Postgraduate research project

Uncovering extremely luminous flares from supermassive black holes with next-generation survey telescopes

Funding
Fully funded (UK and international)
Type of degree
Doctor of Philosophy
Entry requirements
2:1 honours degree View full entry requirements
Faculty graduate school
Faculty of Engineering and Physical Sciences
Closing date

About the project

Modern all-sky astronomical surveys have started detecting unusual, extremely luminous, and long-lived flares in the centres of distant galaxies. These flares are too bright to be caused by the death of a single star and are more likely the result of a violent accretion of material onto a supermassive black hole. This project aims to uncover what that material is and how it gets there, which is key to understanding how black holes grow.

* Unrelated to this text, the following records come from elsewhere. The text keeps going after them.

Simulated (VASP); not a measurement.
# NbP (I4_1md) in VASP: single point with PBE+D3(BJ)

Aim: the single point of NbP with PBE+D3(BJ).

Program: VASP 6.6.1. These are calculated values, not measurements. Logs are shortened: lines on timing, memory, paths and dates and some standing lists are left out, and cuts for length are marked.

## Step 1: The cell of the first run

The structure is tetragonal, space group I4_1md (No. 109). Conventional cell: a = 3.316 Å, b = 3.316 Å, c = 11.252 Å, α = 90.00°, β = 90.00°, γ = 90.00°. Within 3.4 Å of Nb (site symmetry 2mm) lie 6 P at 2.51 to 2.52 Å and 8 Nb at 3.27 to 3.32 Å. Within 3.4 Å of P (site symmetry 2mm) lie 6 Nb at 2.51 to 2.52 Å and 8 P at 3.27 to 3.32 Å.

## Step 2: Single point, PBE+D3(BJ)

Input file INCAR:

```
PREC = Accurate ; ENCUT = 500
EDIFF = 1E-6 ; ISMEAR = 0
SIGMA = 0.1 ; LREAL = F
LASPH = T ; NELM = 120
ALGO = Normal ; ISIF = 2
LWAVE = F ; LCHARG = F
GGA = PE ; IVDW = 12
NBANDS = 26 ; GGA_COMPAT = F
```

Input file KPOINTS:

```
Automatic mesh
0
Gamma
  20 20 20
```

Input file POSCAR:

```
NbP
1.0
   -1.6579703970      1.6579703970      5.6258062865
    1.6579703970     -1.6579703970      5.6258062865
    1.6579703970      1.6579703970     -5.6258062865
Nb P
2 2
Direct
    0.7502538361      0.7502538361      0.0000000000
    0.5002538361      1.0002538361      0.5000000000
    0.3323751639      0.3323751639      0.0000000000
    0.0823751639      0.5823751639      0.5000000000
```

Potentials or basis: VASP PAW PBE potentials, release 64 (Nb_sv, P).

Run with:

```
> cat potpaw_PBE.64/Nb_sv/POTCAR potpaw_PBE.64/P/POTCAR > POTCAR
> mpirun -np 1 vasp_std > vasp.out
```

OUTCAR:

So far, around 20 of these ambiguous nuclear transients (ANTs) are known, including the most energetic cosmic event ever observed, discovered by the Southampton group. Some occur in galaxies with a black hole that is already accreting material (an “active galactic nucleus”; AGN) while others have no sign of activity.
 
One explanation is that a massive star, several times the size of the sun, gets shredded by tidal forces from the black hole - but how and why the star gets there is difficult to explain. On the other hand, the timescales of these events are far too short to be caused by large-scale instabilities in existing accretion disks. 
 
Finally, most of the events have “echoes” seen at mid-infrared wavelengths, implying that they are shrouded in warm dust - perhaps some of this dust is what is falling into the black hole.
 
To answer these mysteries, this project make use of the Southampton group’s leading position in two of the most exciting new telescopes in the world: the Vera Rubin Observatory and its Legacy Survey of Space and Time (LSST) will discover millions of new astrophysical transients like supernovae, tidal disruptions of stars, and hundreds or thousands of ANTs, dwarfing any previous survey by orders of magnitude.
 
Southampton is a core member of the TiDES survey which will obtain a spectrum of every ANT discovered by LSST. 
 
In this project you will compare state-of-the-art theoretical models with the LSST light curves and TiDES spectra to measure the energy, the black hole mass, and the chemical composition of these mysterious flares. You will also have the opportunity to use other world-class facilities such as the Very Large Telescope and the James Webb Space Telescope. You will work in an international research team with great opportunities for travel and worldwide collaboration.